Face video generation is one of the most active tasks in video generation, underpinning applications such as talking-head synthesis and text-driven video generation. However, many state-of-the-art methods rely on proprietary private data, while publicly available datasets suffer from three core limitations:

Insufficient total duration: CelebV-HQ (68h) and CelebV-Text (279h) are far from adequate for pretraining needs.

Quality–quantity trade-off: VoxCeleb2 offers 2,400h but at only 224×224 resolution; TalkingHead-1KH is similarly resolution-constrained.

Lack of diversity: Asian faces are severely underrepresented in existing datasets, limiting model generalization across ethnic groups.

The paper further identifies common quality issues in existing public datasets, including low sharpness/resolution, multiple faces per frame, hand/object occlusion, and overlaid captions or noise artifacts, all of which substantially degrade training effectiveness.

Method

Overall Architecture

The construction of DH-FaceVid-1K proceeds in four key stages: 1. Raw video collection: Interview programs and vlog-style videos are collected from crowdsourcing platforms (single subject, professional environment, high-quality equipment), yielding over 2,000 hours of raw footage. 2. Face detection and cropping: Clips are cropped to include the full face and upper-shoulder region, ensuring a minimum face region of 256×256. 3. Noise filtering: Subtitle detection (OCR), letterbox detection, multi-face exclusion, manual screening for hand/occlusion artifacts, and blur enhancement via CodeFormer. 4. Annotation generation: DWPose is used to extract facial keypoints; PLLaVA generates initial text descriptions; 100+ human annotators perform cross-validation over six months.

Key Designs

  1. Multi-ethnic coverage and Asian face supplementation: Approximately 1,000 hours of in-house collected data (95% Asian faces) are combined with 200 hours of cleaned data from CelebV-HQ, CelebV-Text, and TalkingHead-1KH. The final dataset comprises 80% Asian, 11% Caucasian, 4% African, and 5% other ethnicities, addressing the demographic bias prevalent in existing datasets.
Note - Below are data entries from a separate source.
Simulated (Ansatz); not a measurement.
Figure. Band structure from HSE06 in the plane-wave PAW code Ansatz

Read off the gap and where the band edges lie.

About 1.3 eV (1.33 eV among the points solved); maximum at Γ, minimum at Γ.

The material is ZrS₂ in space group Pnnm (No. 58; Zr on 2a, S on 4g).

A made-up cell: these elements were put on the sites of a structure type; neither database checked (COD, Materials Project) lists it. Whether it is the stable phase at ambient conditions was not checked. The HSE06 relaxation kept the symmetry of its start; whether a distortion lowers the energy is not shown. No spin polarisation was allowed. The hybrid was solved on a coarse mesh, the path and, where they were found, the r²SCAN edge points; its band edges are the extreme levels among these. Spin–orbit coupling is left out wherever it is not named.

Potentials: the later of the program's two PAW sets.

  2. Rigorous data quality control pipeline: (1) Subtitle detection: five frames are randomly sampled per clip for OCR; clips with more than 10 characters are flagged; (2) Letterbox detection: continuous black borders exceeding 20 pixels are identified; (3) Face filtering: OpenCV discards clips with multiple faces; FaceXFormer filters out individuals under 22 years of age; (4) Two-stage manual verification: Stage 1 cross-validates static and dynamic attributes per ISO 2859 standards; Stage 2 further reviews flagged problematic samples.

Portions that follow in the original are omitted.